Doing Work Or Work Getting Done?Feb 22, 2022
By: Rabbi Amichai Cohen
“Six days work shall be done and on the Seventh is a Sabbath of rest for G-d, no work shall be done of the Sabbath” -Exodus 35,2
In our work-centered world, the notion of not being on top of every detail on business at all times seems irresponsible and even strange.
How can you not be completely immersed in work to point of exhaustion which requires rest so that one can go back to and continue the vicious circle of work, vacation, work.
Life happens to us, and we barely know ourselves let alone our children, friends, and loved ones.
It comes as no surprise that our mental energy is exhausted and our happiness is depleted.
In our Parsha, the Torah gives us the recipe for a happy balance of work and self.
The sin of the Golden Calf brought harsh retribution upon the Children of Israel who should have known better than to engage in idolatry.
Moses petitions G-d and knocks on heaven's door to repent for the sin of the Golden Calf. He gathers the people- "Vayakhel" and teaches “Six days work shall be done and on the Seventh is a day of rest for G-d”.
While it sounds like the words "work shall be done", is a commandment to be proactively engaged in our work to the best of our abilities, while we rest on the Shabbat. In truth, the words “shall be done” are exact revealing a powerful insight, especially for our work until you drop society.

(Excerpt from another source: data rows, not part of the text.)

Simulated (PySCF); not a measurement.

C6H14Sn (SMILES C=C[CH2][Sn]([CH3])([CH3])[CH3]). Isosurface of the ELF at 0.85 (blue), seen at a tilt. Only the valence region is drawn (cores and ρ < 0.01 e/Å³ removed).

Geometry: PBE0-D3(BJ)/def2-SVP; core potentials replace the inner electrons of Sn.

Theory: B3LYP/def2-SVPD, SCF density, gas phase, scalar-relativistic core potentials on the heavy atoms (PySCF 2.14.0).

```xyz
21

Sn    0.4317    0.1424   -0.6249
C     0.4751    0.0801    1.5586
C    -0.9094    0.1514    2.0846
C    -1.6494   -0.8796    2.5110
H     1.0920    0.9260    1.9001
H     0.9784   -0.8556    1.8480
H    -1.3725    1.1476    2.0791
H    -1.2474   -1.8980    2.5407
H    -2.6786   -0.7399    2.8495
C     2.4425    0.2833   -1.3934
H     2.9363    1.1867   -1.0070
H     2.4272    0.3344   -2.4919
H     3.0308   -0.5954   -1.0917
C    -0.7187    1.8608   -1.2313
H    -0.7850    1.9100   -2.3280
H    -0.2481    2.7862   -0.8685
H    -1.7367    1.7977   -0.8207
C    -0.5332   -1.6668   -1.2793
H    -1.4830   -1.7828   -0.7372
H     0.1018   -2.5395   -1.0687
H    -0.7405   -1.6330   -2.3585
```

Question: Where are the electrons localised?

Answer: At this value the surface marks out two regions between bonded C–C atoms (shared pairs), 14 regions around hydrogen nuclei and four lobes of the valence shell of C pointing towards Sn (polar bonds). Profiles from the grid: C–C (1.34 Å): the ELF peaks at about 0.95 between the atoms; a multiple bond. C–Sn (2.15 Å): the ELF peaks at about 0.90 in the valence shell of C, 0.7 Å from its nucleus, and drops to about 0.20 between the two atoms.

The difference between doing work and getting work done
While doing work and getting work done sounds similar, there is a vast difference. When one does work they are proactively involved with their mind in accomplishing the tasks they are entailed to do. Getting work done, means that work happens through us.
Let me explain. While we believe that solely control the process and outcome of our work, in truth, we are all channeling the creative powers which we have been divinely endowed with.
Each child is given the abilities to do the work which will sustain them. The verse says "You open your hands and give every creature sustenance". In our belief, G-d is the one that sustains, we merely do our part.
Let's elaborate. The work that we specifically do is a divinely tailor-made set of circumstances for our soul's mission to be accomplished. This is true in two ways; 1. Inner work means identifying with our life mission via the creative work which we do. 2. Outer work, an expression of work to earn money to live.
In both inner work and outer work, it is important not to over-identify with the notion that “we” accomplish the process and direct the outcome. We are merely conduits for the divine blessings which work through us.
King David writes "by the toil of your hands, you shall eat, praiseworthy, and it is good for you". -Psalms 128,2. What is the toil of your hands? The Lubavitcher Rebbe says it refers to toiling with our external dimensions while our inner world is connected to our spiritual core.
In the philosophy of Kabbalah and Chassidut, everything comes from G-d and we are merely asked to participate in doing our part. Money and the work which we do are predestined. This process is called “hishtadlut”. It is like creating a vessel that then needs to be filled up. In another analogy, The Tzemach Tzedek, the 3rd Rebbe of the Lubavitch dynasty likened hishtadlut to wearing a fitted garment. Just as we would not wear a garment that is too large for us. At the same time, one can not sit back and wait for money and work to come their way. An effort must be made. Just as a garment that is too small will not fit so too, we must also create the right fitted balance of accomplishing and not over accomplishing. The balance of action and belief- Emunah.
What is idolatry? Idolatry is the belief that there is another power besides G-d. While even the side of impurity believes that G-d created everything but he has given permission to other forces such as the Sun and the Moon to have a role in creation. The Rambam, says that a belief in any intermediary constitutes the transgression of idolatry.
The Talmud says that there are those who live outside of the land of Israel and "worship idolatry with holiness". Chassidut explains that this refers to the notion of believing that the intermediary of work is the source of one's livelihood. While the individual believes that G-d is the source of his success, he still believes that his boss, his business, his schooling, his proactive efforts are the real reason for his success and sustenance.
In other words, idolatry in the subtle sense refers to a belief that the intermediary is the important factor, while G-d is a figurehead who is called in as needed.
The sin of Golden Calf represents the sin of not completely believing in the absolute power of G-d. It is the belief that money comes from a different source.
When Moshe came back from Mount Sinai, he convenes the people and gives them the commandment to "have work done, not "do work". On a deeper level, Moshe convenes the various parts of the people. The mind, heart, fear, anxiety, feelings of lack, etc. All of these parts must come together and remember- Hashem, G-d is the absolute source and that is where our minds should be focused on.
The Torah is telling us, to do work but remember that the blessings come from Hashem. Therefore we must allow work to be done through us. Meaning that the blessings are channeled and the work becomes accomplished.
In this way, we merit to live a much greater stress-free life, one which is happier and filled with the rest of Shabbat in our lives.